Post #50

Neutralising spam

16th November 2003, lunch time | Comments (15)

The following post hinges entirely on the premise that Google places no page rank value on un-linked, plain text URLs like this: http://webstandards.org/ as opposed to linked URLs like this http://webstandards.org/. If I’m wrong, please tell me.

Last night I read Mark Pilgrim’s thoughts on the futility of trying to combat comment spam on blogs. I know practically nothing about past fights against spammers, so it was good to get an insight into just how much oomph these shifty-eyed swine have behind them.

Having implemented a blacklist myself last week I guess I’m one of the people Mark labels as thinking they’re special and unique. I suppose it must be frustrating to see the same battles being fought time and again with no lessons being learnt, but then not all of us are aware of these past fights. I didn’t know even a quarter of what Mark wrote, so I don’t feel bad about giving it a shot this time round.

So, since Mark has knocked some holes in the blacklist method, what else is there left for us to do? The Moveable Type guys have summed up their thoughts on the matter, but don’t really get any further than praising Jay Allen’s work with the Comment Spam Clearinghouse.

Personally, (and leaving the blacklists aside for a moment) I see three main pathways blog owners can follow if they want to allow commenting but still fight spam on their sites:

  1. Manually review all comments made to your site before they go live

    This is a time consuming solution and, unless you’re poised at your computer 24hrs a day, may break-up the flow of conversation in your comments. However, it does seem to be the only way to ensure spam never finds its way on to your site.
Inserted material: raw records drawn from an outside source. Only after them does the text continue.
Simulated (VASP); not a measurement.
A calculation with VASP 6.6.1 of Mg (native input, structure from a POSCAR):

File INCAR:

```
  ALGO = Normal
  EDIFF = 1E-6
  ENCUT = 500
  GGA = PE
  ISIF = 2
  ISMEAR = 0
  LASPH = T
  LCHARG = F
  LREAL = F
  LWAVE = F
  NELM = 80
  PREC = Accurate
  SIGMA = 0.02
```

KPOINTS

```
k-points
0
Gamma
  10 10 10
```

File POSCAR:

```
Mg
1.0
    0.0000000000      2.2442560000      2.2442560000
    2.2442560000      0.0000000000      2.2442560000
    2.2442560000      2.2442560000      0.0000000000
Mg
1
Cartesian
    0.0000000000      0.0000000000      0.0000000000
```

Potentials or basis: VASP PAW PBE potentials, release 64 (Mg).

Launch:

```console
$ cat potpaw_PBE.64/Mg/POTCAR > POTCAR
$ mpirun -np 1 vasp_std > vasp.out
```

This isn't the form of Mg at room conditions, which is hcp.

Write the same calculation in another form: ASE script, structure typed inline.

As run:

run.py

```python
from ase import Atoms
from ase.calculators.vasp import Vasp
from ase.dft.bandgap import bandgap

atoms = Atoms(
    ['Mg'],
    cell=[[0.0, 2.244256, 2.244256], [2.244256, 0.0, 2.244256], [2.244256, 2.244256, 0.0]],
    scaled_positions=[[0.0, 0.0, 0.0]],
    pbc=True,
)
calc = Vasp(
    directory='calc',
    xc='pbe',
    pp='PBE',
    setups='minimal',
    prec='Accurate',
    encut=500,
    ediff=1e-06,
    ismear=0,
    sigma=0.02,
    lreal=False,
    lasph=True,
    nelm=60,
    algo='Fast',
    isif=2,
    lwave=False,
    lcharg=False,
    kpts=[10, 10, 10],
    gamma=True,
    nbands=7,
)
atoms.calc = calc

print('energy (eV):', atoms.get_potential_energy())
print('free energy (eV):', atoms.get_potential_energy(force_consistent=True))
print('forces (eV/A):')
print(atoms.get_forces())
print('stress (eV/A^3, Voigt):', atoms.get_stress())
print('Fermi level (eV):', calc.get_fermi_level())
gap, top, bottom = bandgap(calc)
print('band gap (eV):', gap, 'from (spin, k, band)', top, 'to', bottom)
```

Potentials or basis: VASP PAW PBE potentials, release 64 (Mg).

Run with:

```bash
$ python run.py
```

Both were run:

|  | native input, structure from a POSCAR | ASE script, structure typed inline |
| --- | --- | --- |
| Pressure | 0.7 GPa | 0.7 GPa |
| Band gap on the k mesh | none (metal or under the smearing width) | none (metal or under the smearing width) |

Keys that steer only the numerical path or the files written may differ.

  2. Try to cut spam off at the submission point

    This is where our blacklists fit in. The other option is to try to recognise spam by its format and content, but that isn’t going to work since spammers post perfectly good English sentences, as well as gobbledygook.

  3. Try to remove the reason spammers spam — the links

    If links to other sites weren’t allowed in comments then there’d be no point in posting this kind of spam.

It’s this last idea I’d like to address, though from a slightly different angle.

Removing links from comments… kind of

The main way in which cash-based business try to lower their chances of being robbed is to remove that cash from the premises — they send it to a bank and then publicise the fact. Why spend money on expensive alarms when removing the incentive is a much simpler way of avoiding burglary?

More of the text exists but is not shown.